Uncovering History’s Black Women Inventors
Uncovering History’s Black Women Inventors
February and March are Black History Month and Women’s History Month, respectively. Inventors Eye takes a look at past and present to salute the many Black women inventors who have contributed to the growth of innovation in America.
Black women throughout American history have impacted and contributed to our nation’s culture of innovation. Patents offer a unique lens through which to view history. By tracing the technologies patents protect—or once protected—as well as the inventors listed on those patents, an image of the past emerges. The United States Patent and Trademark Office has granted patents for more than 200 years. That’s a lot of history, and it contains many stories of successful black women who have changed the technological face of America. Today, black women continue to ignite the spark of genius and make key and meaningful contributions to America’s inventive process.

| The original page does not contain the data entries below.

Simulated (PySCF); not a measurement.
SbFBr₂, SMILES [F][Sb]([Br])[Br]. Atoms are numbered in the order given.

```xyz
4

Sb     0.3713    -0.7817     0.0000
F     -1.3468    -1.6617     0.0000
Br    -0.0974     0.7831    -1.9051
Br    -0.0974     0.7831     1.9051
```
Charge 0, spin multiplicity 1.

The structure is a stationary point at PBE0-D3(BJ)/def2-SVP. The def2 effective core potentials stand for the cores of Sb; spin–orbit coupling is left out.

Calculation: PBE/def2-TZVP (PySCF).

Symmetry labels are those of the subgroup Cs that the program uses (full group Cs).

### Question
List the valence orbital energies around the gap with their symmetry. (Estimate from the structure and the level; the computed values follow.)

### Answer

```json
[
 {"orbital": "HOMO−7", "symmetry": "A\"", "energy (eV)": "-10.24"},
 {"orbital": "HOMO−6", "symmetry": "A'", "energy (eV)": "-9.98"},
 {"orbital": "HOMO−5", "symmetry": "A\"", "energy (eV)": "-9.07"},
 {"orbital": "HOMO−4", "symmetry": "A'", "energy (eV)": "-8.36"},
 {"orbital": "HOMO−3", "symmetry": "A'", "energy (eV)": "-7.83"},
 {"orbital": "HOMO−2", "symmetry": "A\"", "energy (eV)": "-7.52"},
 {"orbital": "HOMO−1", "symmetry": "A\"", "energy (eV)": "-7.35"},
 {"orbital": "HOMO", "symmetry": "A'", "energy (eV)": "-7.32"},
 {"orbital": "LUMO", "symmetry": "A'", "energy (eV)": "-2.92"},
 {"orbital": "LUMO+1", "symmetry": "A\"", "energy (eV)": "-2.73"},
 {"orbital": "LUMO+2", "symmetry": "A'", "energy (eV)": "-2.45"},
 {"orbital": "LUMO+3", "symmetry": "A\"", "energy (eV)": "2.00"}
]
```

The trove of historical information locked in patents can be a challenge to extract, as patents do not record extensive personal details about inventors such as race. Adding to the difficulty is the common practice of early inventors to use initials as a way to conceal their identity or gender. There is ongoing debate about the first black woman inventor, but modern research tools have made it less difficult to assemble the pieces of the puzzle. Though we may never be able to tell the full story of black women inventors, the findings reveal that they have consistently conceived innovative ideas and aggressively filed patent applications throughout history.
Martha Jones of Amelia County, Va., might have become the first black woman to receive a United States patent. Her application for an “Improvement to the Corn Husker, Sheller” was granted U.S. patent No. 77,494 in 1868. Jones claimed her invention could husk, shell, cut up, and separate husks from corn in one operation, representing a significant step forward in the automation of agricultural processes. Five years later in 1873, Mary Jones De Leon of Baltimore was granted U.S. patent No. 140,253 for a novel cooking apparatus. De Leon’s invention consisted of the construction and arrangement of a device for heating food by dry heat and steam. The design of the apparatus shows that it was an early precursor to the steam tables now found often at food buffets.
Other documented 19th century black women inventors include Judy W. Reed and Sarah Goode. Reed, from Washington, D.C., was granted a patent in 1884 for a dough kneader and roller (U.S. patent No. 305,474) and Goode, from Chicago, was granted a patent in 1885 for a folding cabinet chair (U.S. patent No. 322,177).
While it is unknown if any black woman received a patent prior to the Civil War, there is irony in the fact that black women obtained patents long before passage of the 19th Amendment granting women the right to vote or the advances in civil rights during the 1950s and ‘60s.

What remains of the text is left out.